Background Jobs
The jobs in the list are in the order they appear in the Stroom UI.
Data Delete
Before data is physically removed from the database and file system it is marked as logically deleted by adding a flag to the metadata record in the database.
Data can be logically deleted by a user from the UI or via a process such as data retention.
Data is deleted logically as it is faster to do than a physical delete (important in the UI), and it also allows for data to be restored (undeleted) from the UI.
This job performs the actual physical deletion of data that has been marked logically deleted for longer than the duration configured with stroom.data.store.deletePurgeAge
.
All data files associated with a metadata record are deleted from the file system before the metadata is physically removed from the database.
Data Processor
Processes data by finding data that matches processing filters on each pipeline.
When enabled, each worker node asks the master node for data processing tasks.
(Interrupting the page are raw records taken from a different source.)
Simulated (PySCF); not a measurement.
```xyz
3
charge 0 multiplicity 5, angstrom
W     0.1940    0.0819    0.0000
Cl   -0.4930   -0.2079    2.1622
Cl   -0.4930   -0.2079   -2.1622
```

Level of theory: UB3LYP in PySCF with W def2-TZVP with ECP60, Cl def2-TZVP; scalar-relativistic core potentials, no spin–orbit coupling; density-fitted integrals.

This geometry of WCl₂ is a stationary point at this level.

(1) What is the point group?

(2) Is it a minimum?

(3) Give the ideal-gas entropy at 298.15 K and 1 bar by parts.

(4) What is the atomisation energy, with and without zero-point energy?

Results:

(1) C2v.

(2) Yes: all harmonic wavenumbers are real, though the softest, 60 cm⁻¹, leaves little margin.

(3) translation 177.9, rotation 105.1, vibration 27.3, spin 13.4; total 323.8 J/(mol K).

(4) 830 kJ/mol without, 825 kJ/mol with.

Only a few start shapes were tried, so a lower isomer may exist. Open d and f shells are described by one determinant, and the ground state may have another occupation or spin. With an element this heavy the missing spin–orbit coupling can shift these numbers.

The master node creates tasks based on processing filters added to the Processors
screen of each pipeline and supplies them to the requesting workers.
Node Status
How frequently we try write stats about node status including JVM and memory usage.
Processor Task Creator
Create Processor Tasks from Processor Filters.
Query History Clean
How frequently items in the query history are removed from the history if their age is older than stroom.history.daysRetention
or if the number of items in the history exceeds stroom.history.itemsRetention
.
Account Maintenance
This job checks user accounts on the system and de-activates them under the following conditions:
- An unused account that has been inactive for longer than the age configured by
stroom.security.identity.passwordPolicy.neverUsedAccountDeactivationThreshold
. - An account that has been inactive for longer than the age configured by
stroom.security.identity.passwordPolicy.unusedAccountDeactivationThreshold
.
Analytic Executor: Scheduled Query
Run scheduled index query analytics periodically
Analytic Executor: Table Builder
Analytic Executor: Table Builder
Attribute Value Data Retention
Deletes Meta attribute values (additional and less valuable metadata) older than stroom.data.meta.metaValue.deleteAge
.
Elastic Index Retention
Logically delete indexed documents in Elasticsearch indexes based on the specified deletion query.
File System Volume Status
Scans your data volumes to ensure they are available and determines how much free space they have. Records this status in the Volume Status table.
Index Shard Delete
How frequently index shards that have been logically deleted are physically deleted from the file system.
Index Shard Retention
How frequently index shards that are older then their retention period are logically deleted.
Index Volume Status
Scans your index volumes to ensure they are available and determines how much free space they have. Records this status in the Index Volume Status table.
Index Writer Cache Sweep
How frequently entries in the Index Shard Writer cache are evicted based on the time-to-live, time-to-idle and cache size settings.
Index Writer Flush
How frequently in-memory changes to the index shards are flushed to the file system and committed to the index.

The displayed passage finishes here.